At least a million British children at 8,000 schools were to miss lessons yesterday as teachers went on strike over pay across England and Wales.
Staff and teaching assistants were drafted in to take the place of striking colleagues after school authorities failed to avert widespread school closures. A third of schools planned to turn some pupils away and one in six were to close entirely.
More than 100,000 civil servants — from driving test supervisors to coastguards — and 30,000 college lecturers are also walking out in the biggest strike over pay since Labour came to power.
Ministers, opposition members of parliament and other teaching unions all accused the National Union of Teachers (NUT) of jeopardizing children’s education and teachers’ reputations. The action was expected to cost the economy millions of pounds in lost working days as some parents are forced to take time off.
A survey of every local education authority conducted jointly by the Local Government Association and the Guardian newspaper revealed that in 102 of the 188 authorities in England and Wales, 2,086 schools were definitely to close, with 2,229 reporting partial closures. Only one of the 102 authorities reported that no schools would close. If the pattern was repeated in all authorities, up to 8,000 schools would be affected — nearly a third across England and Wales.
Large rural authorities with lots of small primary schools were most vulnerable.
Secondaries were able to prevent more closures by sending home older children and focusing their non-striking members of staff on keeping younger children in schools to minimize the impact on children and their parents.
Members of the NUT, which is Europe’s largest teaching union, were protesting about a 2.45 percent pay deal that they said would leave teachers worse off because of the rising cost of living.
Schools will face teacher shortages unless wages, particularly for the youngest teachers struggling to get on the housing ladder, are made competitive with other graduate professions, the union says.

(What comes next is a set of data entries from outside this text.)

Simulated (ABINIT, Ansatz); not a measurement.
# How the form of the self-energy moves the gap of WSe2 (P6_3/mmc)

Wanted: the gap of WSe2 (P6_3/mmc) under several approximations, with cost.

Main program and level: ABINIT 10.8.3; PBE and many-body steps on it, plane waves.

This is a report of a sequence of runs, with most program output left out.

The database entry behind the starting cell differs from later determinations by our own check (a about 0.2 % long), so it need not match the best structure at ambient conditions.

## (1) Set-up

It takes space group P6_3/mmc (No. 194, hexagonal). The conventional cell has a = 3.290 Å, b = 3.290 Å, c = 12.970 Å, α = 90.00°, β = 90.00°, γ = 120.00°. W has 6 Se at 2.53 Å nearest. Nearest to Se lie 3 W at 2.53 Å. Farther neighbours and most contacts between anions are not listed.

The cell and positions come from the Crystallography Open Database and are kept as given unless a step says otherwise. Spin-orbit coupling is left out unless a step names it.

Jim Knight, the schools minister, said on Wednesday night: “I share parents’ frustrations. People are bewildered by this action. The average salary is now £34,000 and has gone up by 19 percent in real terms in the past 10 years.”
“It is a real concern that the rising reputation of teachers will be damaged by this action. The public find it difficult to understand why teachers are doing this. We’re pretty sure the majority of schools will be unaffected tomorrow. But it is very frustrating that some teachers are taking this industrial action,” he said.